Two MPs have tabled a bill that aims to regulate and tax short-term property rentals like Airbnb.
According to Disy deputy Averof Neophytou, who co-authored the legislative proposal, approximately one-third of tourists stay in unregistered accommodation.
The bill aims to control this ‘illegality’, he added.
The proposal, which Neophytou said should go before the plenum before parliament breaks up for the summer holidays, amends the law on hotel and tourism accommodation by adding clauses setting out technical, operational and health specifications for self-catering accommodations such as those leased via Airbnb.
It will also create a registry of self-catering accommodation. The registry will be maintained by the Cyprus Tourism Organisation.
Anyone renting out their property short-term would be legally required to register.
Neophytou claimed the change would benefit thousands of households, since people would be able to rent their country villas or flats out short-term. In some cases, he predicted, the earnings might exceed a household’s normal income.
The income would then be taxed.
Although Neophytou said this sort of activity is currently illegal, it was not entirely clear whether this is true.
It’s understood that other than single-day leasing, which is unlawful, short-term leasing is not illegal.
Neophytou demurred when asked about the hoteliers’ position on the matter, saying only that regardless of their views the proposed measure “will help normal folk and households.”
The Disy MP suggested that a ‘transition period’ might be implemented once the law is passed.
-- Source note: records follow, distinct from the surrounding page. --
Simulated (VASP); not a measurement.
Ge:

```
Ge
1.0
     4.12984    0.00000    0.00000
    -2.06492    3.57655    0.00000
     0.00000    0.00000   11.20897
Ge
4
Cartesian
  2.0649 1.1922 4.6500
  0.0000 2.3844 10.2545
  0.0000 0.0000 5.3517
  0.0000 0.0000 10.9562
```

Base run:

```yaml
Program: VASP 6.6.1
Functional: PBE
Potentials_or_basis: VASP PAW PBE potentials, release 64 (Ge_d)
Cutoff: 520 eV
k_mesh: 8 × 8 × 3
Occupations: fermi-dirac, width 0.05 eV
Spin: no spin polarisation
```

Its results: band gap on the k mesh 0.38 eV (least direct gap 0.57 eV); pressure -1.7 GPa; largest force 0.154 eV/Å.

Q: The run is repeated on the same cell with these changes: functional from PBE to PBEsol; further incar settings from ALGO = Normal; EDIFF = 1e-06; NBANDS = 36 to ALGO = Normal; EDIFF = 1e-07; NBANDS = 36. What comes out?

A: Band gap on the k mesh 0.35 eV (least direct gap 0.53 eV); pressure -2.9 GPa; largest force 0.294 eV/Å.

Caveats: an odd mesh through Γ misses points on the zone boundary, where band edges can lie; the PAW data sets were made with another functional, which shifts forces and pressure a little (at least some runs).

Edek MP Elias Myrianthous, the bill’s other author, said that at a later stage parliament would be addressing the issue of the short-term rental of flats within apartment blocks.
Angelos Votsis, chair of the House commerce committee, explained that the bill refers to self-catering furnished tourism accommodation, and will mandate that these be leased in whole and not in part.
During an earlier discussion in parliament, it was said that at present there are some 20,000 country homes and holiday cottages that are unregulated but leased online.